The one and only positive point that every Western commentator, beginning with Barrack Hussein Obama, have pointed to regarding the victory of an Islamist president in Egypt, is that it was done through democracy—through elections, fair and square. It was the “will of the people,” and so must be respected.
Yet, even that, too, is now under question. In fact, last week, Ahmed Shafiq, President Morsi’s secular opponent in the elections, “filed a complaint with the public prosecution alleging numerous irregularities and violations during the presidential runoff elections held in June,” citing “specific instances of alleged forgery, such as rigging ballots and importing pens with removable ink to invalidate them.”
I had written about some of these “numerous irregularities,” including how the Muslim Brotherhood bought votes from Egypt’s many poor by bribing them with food and how Brotherhood official Khairat al-Shater sent a memo to members ordering them to “resort to any method that can change the vote.” Accordingly, in the words of Al Ahram, “the Muslim Brotherhood blockaded entire streets, prevented Copts from voting at gunpoint, and threatened Christian families not to let their children go out and vote.”
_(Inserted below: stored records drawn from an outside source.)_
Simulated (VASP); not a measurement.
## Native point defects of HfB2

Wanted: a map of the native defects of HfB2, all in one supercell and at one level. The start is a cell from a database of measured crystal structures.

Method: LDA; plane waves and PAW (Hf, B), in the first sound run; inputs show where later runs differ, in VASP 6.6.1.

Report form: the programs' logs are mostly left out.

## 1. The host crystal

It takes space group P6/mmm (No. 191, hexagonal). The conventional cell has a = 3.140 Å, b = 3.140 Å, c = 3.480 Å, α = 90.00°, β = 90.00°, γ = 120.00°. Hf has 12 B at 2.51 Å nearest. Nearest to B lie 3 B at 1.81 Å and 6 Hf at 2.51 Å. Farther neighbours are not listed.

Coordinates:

One of the most formal proofs, however, has been completely overlooked in the West.
Enter Dr. Saad Eddin Ibrahim, a longtime political dissent who was imprisoned under Hosni Mubarak’s rule, currently an American University of Cairo professor of political science and head of Egypt’s Ibn Khaldun Center, which closely monitored Egypt’s presidential elections. According to him, the secular candidate, Shafiq, did, in fact, defeat the Muslim Brotherhood’s Morsi in the presidential elections, by some 30,000 votes. He has stressed this point on several occasions, most recently on an Egyptian TV program, a translation of which follows:
The elections that brought President Muhammad Morsi to power are of questionable legitimacy. First, the results were withheld for three days. Second, many rumors arose concerning them, about the practice of pressure, threats, and attempts of suicide attacks and the bombing of public properties, all of which caused the Military Council—or so it was said or alleged—to favor the Muslim Brotherhood candidate, despite the rather slight margins that necessitated either an election redo or re-tabulation or at least a vote recount.
There is, of course, another reason why the Military Council favored Morsi: the Obama administration pressured it. After all, it was precisely during those three days that U.S. Secretary of State Hillary Clinton, as Andrew McCarthy put it, did “her part to help the Muslim Brotherhood,” by pressuring the military to surrender power and portraying its delay to proclaim a winner as “clearly troubling”—words better reserved for the Muslim Brotherhood’s anti-democratic tactics.
Saad Eddin continues:
We here at the Ibn Khaldun Center, through 7,000 field monitors, monitored the elections, and, according to our data, Shafiq won these elections, by a margin of 30,000 votes.
He further went on to confirm, according to Gate Ahram (translated by Coptic Solidarity) that the “Ibn Khaldun Center had announced the result directly after the end of the voting process, and a report was being issued every 8 hours, pointing out that several other centers had announced the same result [victory of Shafiq], while others had monitored it but were too intimidated to announce it. [Saad Eddin] Ibrahim added that a delegation from the Muslim Brotherhood traveled to the US right before the second election round. Brotherhood members were expecting the US to formally deny this, but the US ambassador and other sources have confirmed the trip, allowing no room for denial.”
It appears, then, that the one saving grace concerning the victory of an Islamist president—that he was elected through a fair, democratic process—is no saving grace at all; and history will record that, through deceit, bribes, violence and threats, the Islamists took control of Egypt, turning it into a hostile Sharia-state, against the will of the majority—and all with the Obama administration’s help.